Lifing the Effects of Crystallographic Orientation on the Thermo-Mechanical Fatigue Behaviour of a Single-Crystal Superalloy

Materials 2019, 12(6), 998; https://doi.org/10.3390/ma12060998
by Richard Smith 1, Robert Lancaster 1,*, Jonathan Jones 1 and Julian Mason-Flucke 2
Reviewer 1:
Vincent Ji
Reviewer 2: Anonymous
Reviewer 3: Anonymous
Materials 2019, 12(6), 998; https://doi.org/10.3390/ma12060998
Submission received: 9 March 2019 / Revised: 20 March 2019 / Accepted: 22 March 2019 / Published: 26 March 2019
(This article belongs to the Special Issue Advances in Structural Metallic Systems for Gas Turbines)

Round  1

Reviewer 1 Report

it will be very interesting to give a short and explicite summary to describe 

- how the in-phase and the out-of-phase TMF data have been corrected numerically with the used model, 

- the associated improvement and the divergence of corrected data;

- the possible errrors and uncertainty with the used of model.

Author Response

1.      It will be very interesting to give a short and explicite summary to describe how the in-phase and the out-of-phase TMF data have been corrected numerically with the used model

The authors feel that the paper is quite explicit on what was being done to the data e.g. eqn 3 & 4 + fig 4 & 5 show what is happening to the stress state in a general manner.

 

2.      it will be very interesting to give a short and explicite summary to describe the associated improvement and the divergence of corrected data;

 

In the authors’ opinion, the best way would be to show corrected and uncorrected data visually but this would uncover the original data which would be difficult to clear for publication due to it’s industrial sensitivity.

 

3.      it will be very interesting to give a short and explicite summary to describe the possible errrors and uncertainty with the used of model.
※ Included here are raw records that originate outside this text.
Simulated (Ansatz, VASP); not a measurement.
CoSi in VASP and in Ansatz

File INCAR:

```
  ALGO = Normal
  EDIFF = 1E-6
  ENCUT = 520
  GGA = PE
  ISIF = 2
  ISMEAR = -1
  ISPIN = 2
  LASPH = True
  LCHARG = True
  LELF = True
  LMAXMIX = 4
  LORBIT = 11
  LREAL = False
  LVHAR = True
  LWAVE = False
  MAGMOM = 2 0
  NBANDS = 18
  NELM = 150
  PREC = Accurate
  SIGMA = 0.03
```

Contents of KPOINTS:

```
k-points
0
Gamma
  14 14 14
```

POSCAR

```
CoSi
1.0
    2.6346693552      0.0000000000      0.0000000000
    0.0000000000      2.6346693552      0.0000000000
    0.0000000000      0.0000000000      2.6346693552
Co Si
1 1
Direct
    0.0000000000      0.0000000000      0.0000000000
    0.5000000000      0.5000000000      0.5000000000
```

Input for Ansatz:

The model presented in this paper is to provide a proof of concept framework of a model that could potentially be used by industry (around TRL3). Some aspects will work "out-of-the-box" e.g. IP TMF behaviour. OP TMF behaviour & SX effects require more work but provided that the user is aware of the uncertainty you can utilise in design (but would be designing with conservatism). Clearly a substantial validation effort would be required before actual use which would be required for any new method but this may require an industry / academic -wide effort to proof this.

Reviewer 2 Report

The submitted, high niveau manuscript entitled ‘Lifing the Effect of Crystallographic Orientation on the Thermo-Mechanical Fatigue Behaviour of a Single Crystal Superalloy’ deals with the evaluation of historical TMF test results and isotehermal fatigue data of a singlecrystal material. The manuscript is winteresting and worth to publish, during its careful manuscript only a few concerns arose.

 

- How was the chemical composition in Table 1 measured?

- Please identify the phases in fig. 1 by labels.

- The most important concern of this Reviewer is in the reliability of the modified and corrected data. Could the Authors address this issue? Are these data suitable and reliable for turbine blades design for example?

 

Author Response

1.      How was the chemical composition in Table 1 measured?

This is the standard composition taken from the Cannon-Muskegon website, the original manufacturers of the material. As such, the authors do not see the need to add this information to the paper

 

2.      Please identify the phases in fig. 1 by labels.

This information is already given in the figure caption for Figure 1. The word ‘cuboidal’ has been added to aid clarity

 

3.      The most important concern of this Reviewer is in the reliability of the modified and corrected data. Could the Authors address this issue? Are these data suitable and reliable for turbine blades design for example?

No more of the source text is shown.